There has been an exponential rise in the visibility of the LGBTQI community in recent years and a large part of this has been the increasing representation of the community in the media.
Shows like ‘Will and Grace’ and ‘Rupaul’s Drag Race’ have not only broken new grounds but have been wildly successful, especially Bianca del Rio, my heroine.
As Richard Dunphy put it “Perhaps the most radical aspect of queer politics was its claim not only to transcend the homo/hetero boundary but to do so in such a way as to challenge the sexual regulation and repression of heterosexual desire, above all female desire. Queer politics, it was claimed, had a lot to teach those accustomed to the narrow confines of ‘male’ and ‘female’ heterosexual roles in relationships. The re-working of notions of monogamy and the send-up of marriage through queer weddings, the greater sexual adventurism, the rejection of the concept of gay men and lesbians as ‘victims’ in favour of assertiveness and redefinition, and the emphasis on the creation of more egalitarian relationships in the domestic, sexual and social spheres, were all cited as examples of how queer could contribute to a new sexual agenda of empowerment.”
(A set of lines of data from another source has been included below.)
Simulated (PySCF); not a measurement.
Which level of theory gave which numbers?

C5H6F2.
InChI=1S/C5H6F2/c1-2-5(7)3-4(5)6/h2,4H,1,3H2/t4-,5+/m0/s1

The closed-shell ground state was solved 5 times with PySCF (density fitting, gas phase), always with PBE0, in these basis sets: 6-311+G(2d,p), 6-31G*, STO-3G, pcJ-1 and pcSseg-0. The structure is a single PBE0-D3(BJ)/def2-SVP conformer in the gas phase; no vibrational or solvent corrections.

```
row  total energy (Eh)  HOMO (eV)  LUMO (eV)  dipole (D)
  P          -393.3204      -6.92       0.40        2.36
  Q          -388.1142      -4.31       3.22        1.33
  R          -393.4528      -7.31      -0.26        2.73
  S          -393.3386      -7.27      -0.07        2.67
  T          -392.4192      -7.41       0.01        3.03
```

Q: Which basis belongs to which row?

So I was very excited when I heard about Netflix’s new animated series “Super Drags”. The show is abound with sexual innuendo, and humor typical of a drag performance in the West Village. The story revolves around three gay co-workers at a department store that lead double lives as superhero drag queens, fighting crime and other forces like an evil queen and a conservative politician.
The show not only breaks new ground but challenges ideas in the community, of beauty and racial bias and outside of gay conversion camps and the increasing politicization of the community. I hope the show does well and is able to continue for more seasons.
Dunphy, R. (2000) Sexual Politics. Edinburgh: Edinburgh University Press.